5. Consent management (Articles 8-9)
| What to verify | Typical evidence |
|---|
| Consent is provided in writing or by another means demonstrating the will of the subject | Consent capture UI screenshots; stored consent strings |
| Consent requests are distinct from other clauses (not bundled) | Consent form design; standalone checkboxes |
| Purposes are specified; generic authorisations are void | Purpose-specific consent copy |
| Burden of proving valid consent rests with and is met by the controller | Consent audit trail; version history of consent text |
| Withdrawal of consent is as easy as giving it, and free of charge | Self-service withdrawal flow; withdrawal logs |
| Re-consent obtained when purpose or information materially changes | Change-triggered re-consent records |
| Data subjects informed of consequences of refusal | Notice language on refusal consequences |
6. Data subject rights (Articles 17-22)
| What to verify | Typical evidence |
|---|
| Confirmation of the existence of processing is provided on request | DSAR workflow; confirmation response templates |
| Access to data provided in simplified or complete (declaration) format | Access-report generation; format options |
| Correction of incomplete, inaccurate or outdated data is actioned | Correction request logs; data-update audit trail |
| Anonymisation, blocking or elimination of unnecessary/excessive/non-compliant data | Deletion/anonymisation procedure and completion records |
| Data portability to another provider on request | Portability export in interoperable format; portability logs |
| Deletion of data processed with consent (subject to legal retention) | Erasure workflow; retention-exception register |
| Information on public/private entities with which data was shared | Data-sharing disclosure register |
| Information about the possibility of denying consent and its consequences | Notice content; consent-refusal explanation |
| Revocation of consent honoured | Withdrawal processing evidence |
| Requests answered within statutory timeframes (immediate simplified / 15 days full) | SLA metrics; response timestamp logs |
| Rights exercised free of charge | Fee policy confirming no charge |
| Review of decisions taken solely on automated processing (Art. 20) | Human-review procedure; profiling logic disclosure |
| Identity verification for requestors without excessive friction | Identity-verification procedure balancing security and access |
7. Transparency and information duties
| What to verify | Typical evidence |
|---|
| Privacy notice discloses purpose, form, duration, controller identity and contact | Published privacy policy; version control |
| Information on shared processing and responsibilities of controllers/operators | Notice sections on data sharing; joint-controller descriptions |
| Data subject rights and how to exercise them are clearly stated | Rights section of notice; contact for Encarregado |
| Notices are accessible, in Portuguese, and appropriate to audience | Localisation evidence; accessibility testing |
| Just-in-time notices at point of collection | Contextual notice screenshots on forms/apps |
8. Controller and operator obligations (Articles 37-40)
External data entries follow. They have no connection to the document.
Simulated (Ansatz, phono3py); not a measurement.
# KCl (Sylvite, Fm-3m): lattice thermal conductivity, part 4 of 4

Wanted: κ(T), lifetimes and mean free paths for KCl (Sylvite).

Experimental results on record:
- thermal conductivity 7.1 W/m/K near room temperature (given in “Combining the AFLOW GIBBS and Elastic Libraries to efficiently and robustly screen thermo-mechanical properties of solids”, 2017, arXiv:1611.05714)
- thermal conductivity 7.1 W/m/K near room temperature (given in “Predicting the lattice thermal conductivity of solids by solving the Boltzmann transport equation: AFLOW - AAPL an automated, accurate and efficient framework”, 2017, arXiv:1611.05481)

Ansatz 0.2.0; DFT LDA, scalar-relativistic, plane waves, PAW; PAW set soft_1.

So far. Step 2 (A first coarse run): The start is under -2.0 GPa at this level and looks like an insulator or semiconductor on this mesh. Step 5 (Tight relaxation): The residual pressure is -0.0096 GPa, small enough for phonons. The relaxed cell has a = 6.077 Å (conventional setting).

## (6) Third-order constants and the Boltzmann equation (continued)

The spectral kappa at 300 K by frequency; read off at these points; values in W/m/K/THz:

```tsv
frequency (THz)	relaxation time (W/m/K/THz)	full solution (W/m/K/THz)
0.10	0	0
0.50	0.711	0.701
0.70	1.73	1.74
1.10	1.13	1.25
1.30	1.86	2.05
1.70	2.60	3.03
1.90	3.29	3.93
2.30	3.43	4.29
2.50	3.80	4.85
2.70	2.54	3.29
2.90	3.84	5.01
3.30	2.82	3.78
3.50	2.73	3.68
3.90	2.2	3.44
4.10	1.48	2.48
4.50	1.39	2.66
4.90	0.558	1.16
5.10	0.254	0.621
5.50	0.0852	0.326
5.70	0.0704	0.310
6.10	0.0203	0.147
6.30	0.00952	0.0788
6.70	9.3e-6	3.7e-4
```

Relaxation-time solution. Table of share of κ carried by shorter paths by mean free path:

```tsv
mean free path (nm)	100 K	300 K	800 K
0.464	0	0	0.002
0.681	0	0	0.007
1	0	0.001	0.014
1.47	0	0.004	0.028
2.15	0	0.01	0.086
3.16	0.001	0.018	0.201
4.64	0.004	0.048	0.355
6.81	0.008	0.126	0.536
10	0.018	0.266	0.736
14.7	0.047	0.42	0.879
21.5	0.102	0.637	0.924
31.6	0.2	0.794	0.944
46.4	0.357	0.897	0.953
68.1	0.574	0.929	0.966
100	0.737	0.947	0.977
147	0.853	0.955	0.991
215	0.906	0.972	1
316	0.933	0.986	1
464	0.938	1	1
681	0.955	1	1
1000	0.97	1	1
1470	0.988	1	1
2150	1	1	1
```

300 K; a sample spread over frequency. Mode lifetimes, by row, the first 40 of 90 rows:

| What to verify | Typical evidence |
|---|
| Records of processing operations (RoPA) maintained, especially where legitimate interest relied upon | Complete, current Register of Processing Operations |
| Operator processes strictly per controller instructions | Data Processing Agreements (DPA) with instruction clauses |
| Operator maintains its own records of processing performed for the controller | Operator RoPA; sub-processor register |
| Controller/operator liability and roles are contractually defined | Executed DPAs; liability allocation clauses |
| ANPD interoperability/reporting standards adopted where issued | Adoption of ANPD-defined report formats |
| Sub-processor authorisation and flow-down of obligations | Sub-processor approval register; back-to-back contracts |
9. Data Protection Officer / Encarregado (Article 41)
| What to verify | Typical evidence |
|---|
| An Encarregado is formally appointed (individual or entity per ANPD rules) | Appointment letter; internal designation record |
| Encarregado identity and contact details are publicly disclosed | Website/privacy-notice publication of contact |
| Encarregado accepts complaints and communications from data subjects | Complaint intake channel and case log |
| Encarregado receives communications from and cooperates with the ANPD | Regulator-liaison records |
| Encarregado guides staff and provides guidance on data-protection practices | Training records; internal advisory memos |
| Small-business exemption from mandatory Encarregado applied correctly (if claimed) | Eligibility assessment under ANPD Resolution 2/2022 |
10. Security, technical and administrative measures (Articles 46-47)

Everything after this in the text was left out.